The speed of a car is not a car. The speed of light is not light. We say “the speed of light” as shorthand for a specific value of speed (299,792,458 m/s). It does not matter whether or not the light was present; @Bill1939 is referencing a specific value of speed.

Hypocrisy_Central's avatar

@glacial The speed of a car is not a car. The speed of light is not light. We say “the speed of light” as shorthand for a specific value of speed (299,792,458 m/s). It does not matter whether or not the light was present;@Bill1939 is referencing a specific value of speed.
OK, let’s bypass light. Light I guess is only a visual of that state of velocity. Just as radio waves existed before there was even a transistor radio to make use of them, there could exist, right now, this day a state of velocity that is faster, only we have no way to see it, that would be a theory, to say with even 90% certainty with no way to prove it would just be wrong. When people speak of the big Bang they should speak of it as one of maybe billions of possibilities, in spite of what they think they detected. No one has been out there to know what affected what they see or gathered before it got here. Time of death can be affected by cold, weather, heat, etc. we know the person died, there is a dead body, but the exact moment the person died is speculation even under the best of conditions unless you were the person who murdered him/her or witnessed it.

ragingloli's avatar

Except of course that Einstein already established the speed of light as the absolute speed limit through space as a law withing the theory of relativity.

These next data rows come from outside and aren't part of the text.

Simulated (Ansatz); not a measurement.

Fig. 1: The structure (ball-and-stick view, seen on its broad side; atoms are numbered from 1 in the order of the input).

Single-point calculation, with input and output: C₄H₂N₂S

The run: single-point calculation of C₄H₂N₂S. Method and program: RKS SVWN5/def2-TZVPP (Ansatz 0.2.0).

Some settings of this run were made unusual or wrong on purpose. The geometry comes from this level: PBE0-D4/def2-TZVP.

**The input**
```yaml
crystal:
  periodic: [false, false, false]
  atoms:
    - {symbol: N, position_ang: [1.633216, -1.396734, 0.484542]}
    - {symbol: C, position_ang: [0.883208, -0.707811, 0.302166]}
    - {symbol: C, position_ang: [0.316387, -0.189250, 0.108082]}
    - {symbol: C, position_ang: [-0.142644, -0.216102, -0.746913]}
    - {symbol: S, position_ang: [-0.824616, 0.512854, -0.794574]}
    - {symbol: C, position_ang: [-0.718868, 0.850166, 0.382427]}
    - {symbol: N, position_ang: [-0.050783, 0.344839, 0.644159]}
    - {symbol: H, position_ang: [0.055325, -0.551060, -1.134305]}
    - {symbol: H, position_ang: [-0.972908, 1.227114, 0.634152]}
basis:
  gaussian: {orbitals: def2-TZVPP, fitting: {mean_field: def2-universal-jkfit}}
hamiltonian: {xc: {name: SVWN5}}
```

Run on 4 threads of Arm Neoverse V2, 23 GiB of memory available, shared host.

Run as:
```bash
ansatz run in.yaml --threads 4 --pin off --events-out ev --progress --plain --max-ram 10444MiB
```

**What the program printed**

Hypocrisy_Central's avatar

At one time the best minds thought the Earth was flat. He may have been bright, but he did not go out there, so the best he had to deal with was what he could _see from here and use. He is just a man and he could have missed something he never even got to compute because he never been out there, he just tried to figure it out with numbers.

ragingloli's avatar

yes, he predicted everything purely by mathematics, and afterwards, everything was confirmed by countless experiments, and never contradicted.
despite Einstein himself hating it, his theory of relativity predicted black holes, purely as a mathematical necessity and inevitability. They have been confirmed by observation.
The Higgs boson was predicted decades ago purely because it was a mathematical necessity, and its existence was confirmed experimentally last year.
Theories that can predict things with that amount of accuracy and that are consistently confirmed by thousands upon thousands of experiments, can safely assumed to be correct.

Bill1939's avatar

The quark too, in all of its delicious favors, was a purely mathematical construct until experiments demonstrated its existence.

ETpro's avatar

@Hypocrisy_Central The flat Earth postulate seemed reasonable to ancient man. To the unaided eye, standing on a plain, the horizon appears to be a straight line. Those making their eyeball observations were not that far off. The actual curvature of the Earth is 1/8 inch (3.175mm) per 100 feet, so they were close to right. It’s only from a high mountaintop, or when watching a large sailing vessel go out to sea and noticing that it progressively drops below the horizon, that unaided human eyes can easily detect the curvature of the Earth. But a flat Earth postulate would predict things like being able to walk far enough across the land or sail out far enough into the ocean to find the edge of the Earth, where the dome of the firmament was attached to it. Experiments do not bear out the predictions of a flat Earth postulate. So the postulate was abandoned for better ones.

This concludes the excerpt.